If Argentina experiences another recession or crisis, this may have a material adverse effect on our business and our financial condition.
The Argentine economy could be adversely affected by local political developments.
During 2011, presidential, congressional, and gubernatorial elections are all scheduled to take place in Argentina. In recent presidential elections, the Argentine securities markets have experienced volatility that has been attributed to uncertainty regarding the new government's economic policy. In addition, congressional and local gubernatorial races may result in changes to fiscal and economic regimes and social policies. There are no assurances that uncertainties preceding or resulting from the 2011 elections will not negatively impact the Argentine economy or its securities markets, and as a consequence our financial condition or results of operations.
Argentina's ability to obtain financing from international markets is limited, which may impair its ability to implement reforms and foster economic growth.
In December 2001, the Argentine Government declared a moratorium on a substantial portion of Argentina's public debt (US$ 89.1 billion at the time). After a process of negotiation with the creditors of the Argentine Government, on December 9, 2004 Executive Decree No. 1,735/04 was issued, approving the offer for the restructuring of the defaulted public debt. As a result, 76.15% of investors exchanged their defaulted debt for new securities with a longer term maturity pursuant to the terms of the restructuring. Following such process, the Argentine Government announced the total gross public debt as of December 31, 2005 amounted to approximately US$ 129.2 billion. The decrease was also driven by the fact that the total debt figures since 2005 exclude the debt on securities that were eligible for, but did not participate in, the 2005 exchange offer.

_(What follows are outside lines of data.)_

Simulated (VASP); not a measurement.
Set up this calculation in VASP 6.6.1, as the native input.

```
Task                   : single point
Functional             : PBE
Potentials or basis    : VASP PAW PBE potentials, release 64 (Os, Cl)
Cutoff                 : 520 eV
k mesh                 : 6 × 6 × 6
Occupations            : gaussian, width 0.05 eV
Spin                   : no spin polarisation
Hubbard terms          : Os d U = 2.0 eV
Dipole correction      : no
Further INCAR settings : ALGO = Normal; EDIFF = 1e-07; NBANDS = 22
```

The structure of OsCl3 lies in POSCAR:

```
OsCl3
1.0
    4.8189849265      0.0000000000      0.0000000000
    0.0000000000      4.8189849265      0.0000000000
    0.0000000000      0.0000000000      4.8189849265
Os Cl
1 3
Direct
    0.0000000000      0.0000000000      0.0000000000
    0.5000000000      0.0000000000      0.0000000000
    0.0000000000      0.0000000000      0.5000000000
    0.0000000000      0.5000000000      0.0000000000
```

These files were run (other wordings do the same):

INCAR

On January 3, 2006, Argentina prepaid its whole outstanding debt to the International Monetary Fund, which amounted to US$ 9.8 billion, using the Central Bank's reserves in excess of the amount necessary to support 100% of the Argentine monetary base.
Additionally, foreign shareholders of several Argentine companies, including public utilities and a group of bondholders that did not participate in the 2005 sovereign debt restructuring, have filed claims totaling approximately US$16.5 billion before the International centre for Settlement of Investment Disputes ("ICSID") alleging that certain government measures were inconsistent with the fair and equitable treatment standards set forth in various bilateral investment treaties to which Argentina is a party. To date, ICSID has rendered several decisions against Argentina requiring the Argentine government to pay approximately US$913 million plus interest in claims and legal fees. Argentina applied for the annulment of these awards under Chapter VII of the ICSID Arbitration Rules. Separately, in relation to the same subject, the UN Commission on International Trade Law ("UNCITRAL") has, as of the date hereof, issued two awards, ordering the Argentine Government to pay US$238 million plus interest and costs. Argentina also sought annulment of these two awards, but during 2010 both motions for annulment were rejected by U.S. federal courts. Furthermore, a group of holders that did not participate in the restructuring of Argentina's public debt has filed an arbitration request before ICSID for the sum of US$ 4.4 billion.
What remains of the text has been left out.